Monday, July 13, 2015

Alys Fowler: looking after plants in the holidays

‘The trick with indoor plants is to slow growth down so they need very little care while you’re away.’ Photograph: Getty Images/Dorling Kindersley
I am going away. I am going to sit by the edge of a lake and drink Aperol. I am going to stand under mighty trees and wonder aloud about the men who planted them. I am going to marvel at intact 16th-century frescoes and peer behind the backs of fountains to better understand Renaissance hydraulics. While I am away, little things will grow, the sun will shine and everything will need watering.

If no one is around to water, or those around may be erratic (at best) at the job, then the only thing is to take matters into your own hands.

The trick with indoor plants is to slow growth down so they need very little care. Water all your houseplants well, then line the bath or sink with a thick wad of damp newspaper. Place your plants on this, so they remain damp and humid. Make sure they are away from direct light, and when you return your plants will have sat doing very little. You can leave them like this for a week. If you are going away for longer, put the plants on top of bricks and fill the bath to just above the top of the bricks. If the plants are in terracotta pots, capillary action will take care of watering for you.

You can make a smaller version of this with a washing-up bowl and a roasting tray (or something with similarly high sides). Turn the bowl upside down and lay over some capillary matting or an old towel. Drape one end of the towel in the water-filled tray. The plants will remain moist as long as the water lasts. This works just as well outside for young plug plants and seedlings.

For larger pots outdoors, you can either pray to the rain god or hedge your bets. If you can move all your pots to a shady corner, this will slow down respiration and thus growth. If you can’t do this, some makeshift shade netting, such as lace curtains, will work as well.
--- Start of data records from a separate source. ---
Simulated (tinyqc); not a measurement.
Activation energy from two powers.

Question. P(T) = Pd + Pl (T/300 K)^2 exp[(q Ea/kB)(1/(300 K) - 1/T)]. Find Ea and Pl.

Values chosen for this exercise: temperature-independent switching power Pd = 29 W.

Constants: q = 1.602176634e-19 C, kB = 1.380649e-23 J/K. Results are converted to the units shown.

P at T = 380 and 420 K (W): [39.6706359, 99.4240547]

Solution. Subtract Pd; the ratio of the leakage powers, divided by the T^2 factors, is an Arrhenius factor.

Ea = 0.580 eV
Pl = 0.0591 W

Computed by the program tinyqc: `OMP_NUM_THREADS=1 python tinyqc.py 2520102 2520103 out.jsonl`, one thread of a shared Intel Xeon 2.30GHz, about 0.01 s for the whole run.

Make sure all your pots have saucers, so that if and when they are watered, at least the whole pot soaks up the excess. Also mulch the top of the pots with bark mulch or even just homemade compost to conserve moisture. You can make a temporary water feeder by recycling plastic water bottles (as large as you have). Fill the bottle with water and make a very small hole in the cap. Bury the bottle upside down in the pot and the water will slowly leak out, as long as the hole is tiny; too big and it will run through immediately.

If your pots are full of vegetables that don’t much like a week off watering, bribe your friends. Let them harvest whatever is available while you are away, or give them a cut of the future bounty. The more they pick things like runner beans and courgettes, the more there will be for you when you return.